On Sat, Dec 29, 2012 at 4:17 AM, Pandu Poluan <pa...@poluan.info> wrote:
> An example: A dev needs a newer version of a package. We upgrade it. It
> refuses to startup properly, but going back is out of the question because
> the dev *needs* the features only available in the new version. We check the
> (extremely) detailed logs. We find out what made the package balked. We do
> some changes, and all is well.
>
> Another example: After a security audit, we are required to upgrade a
> certain daemon to a new version, despite the current version running well.
> As we feared, the new version can't start. We use the detailed log to find
> out what happened. We made changes. It works again.
>
> In the two examples I give, having a C program doing all the starting will
> certainly mean that complex things have to be done, not to mention the
> headache of compiling them -- and possibly fail.

You obviously haven't the slightest _clue_ what the hell you're talking about.
1) systemd does not prevent you from checking logs. If anything the
systemd journal gives you more fine-grained tools for ensuring that
some logs came from some daemon, not so easy to ensure when your log
file is being peppered with auth attempts and whatnot.

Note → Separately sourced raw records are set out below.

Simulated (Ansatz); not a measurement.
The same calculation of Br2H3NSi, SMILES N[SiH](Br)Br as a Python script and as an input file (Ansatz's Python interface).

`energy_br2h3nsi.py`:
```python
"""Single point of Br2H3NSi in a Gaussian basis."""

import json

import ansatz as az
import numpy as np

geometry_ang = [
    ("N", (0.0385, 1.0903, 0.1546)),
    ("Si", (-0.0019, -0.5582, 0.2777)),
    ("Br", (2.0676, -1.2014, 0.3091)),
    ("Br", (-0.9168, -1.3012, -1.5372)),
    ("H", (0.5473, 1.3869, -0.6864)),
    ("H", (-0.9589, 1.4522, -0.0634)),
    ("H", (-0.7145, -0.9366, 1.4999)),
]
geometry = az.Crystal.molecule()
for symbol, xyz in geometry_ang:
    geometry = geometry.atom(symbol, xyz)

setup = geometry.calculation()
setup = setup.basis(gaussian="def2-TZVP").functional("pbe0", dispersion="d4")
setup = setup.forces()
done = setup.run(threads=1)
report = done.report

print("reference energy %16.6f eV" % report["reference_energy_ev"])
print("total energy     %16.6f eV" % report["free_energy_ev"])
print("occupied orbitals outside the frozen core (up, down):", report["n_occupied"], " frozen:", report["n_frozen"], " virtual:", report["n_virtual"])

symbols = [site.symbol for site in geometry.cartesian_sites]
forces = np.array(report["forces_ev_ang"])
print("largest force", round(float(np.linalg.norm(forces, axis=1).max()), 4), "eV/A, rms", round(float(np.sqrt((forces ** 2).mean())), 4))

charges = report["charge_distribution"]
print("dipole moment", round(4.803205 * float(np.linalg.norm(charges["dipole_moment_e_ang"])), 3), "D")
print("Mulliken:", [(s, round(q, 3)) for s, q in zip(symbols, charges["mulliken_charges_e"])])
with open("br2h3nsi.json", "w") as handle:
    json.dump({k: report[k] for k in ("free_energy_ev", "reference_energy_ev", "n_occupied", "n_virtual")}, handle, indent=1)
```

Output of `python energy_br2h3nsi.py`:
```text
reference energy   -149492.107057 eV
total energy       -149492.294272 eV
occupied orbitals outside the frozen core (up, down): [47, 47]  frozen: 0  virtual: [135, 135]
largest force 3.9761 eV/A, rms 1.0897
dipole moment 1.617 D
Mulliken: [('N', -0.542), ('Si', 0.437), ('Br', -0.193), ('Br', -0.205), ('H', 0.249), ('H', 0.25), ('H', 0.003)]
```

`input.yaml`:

2) the "make some changes" part you mentioned has little, if anything,
to do with the init script that started it. "Any Enterprise SysAdmin
worth his salt", to use your term, knows it's 99% something he
overlooked in the config settings that are independent of the startup
system.
3) "Having a C program doing all the starting" doesn't imply complex
things have to be done, because in most cases your startup script -
whatever it's written in - simply calls the program with the right
arguments. Ironically, shell scripts only appear simpler because
_someone has already done the complex things for you_.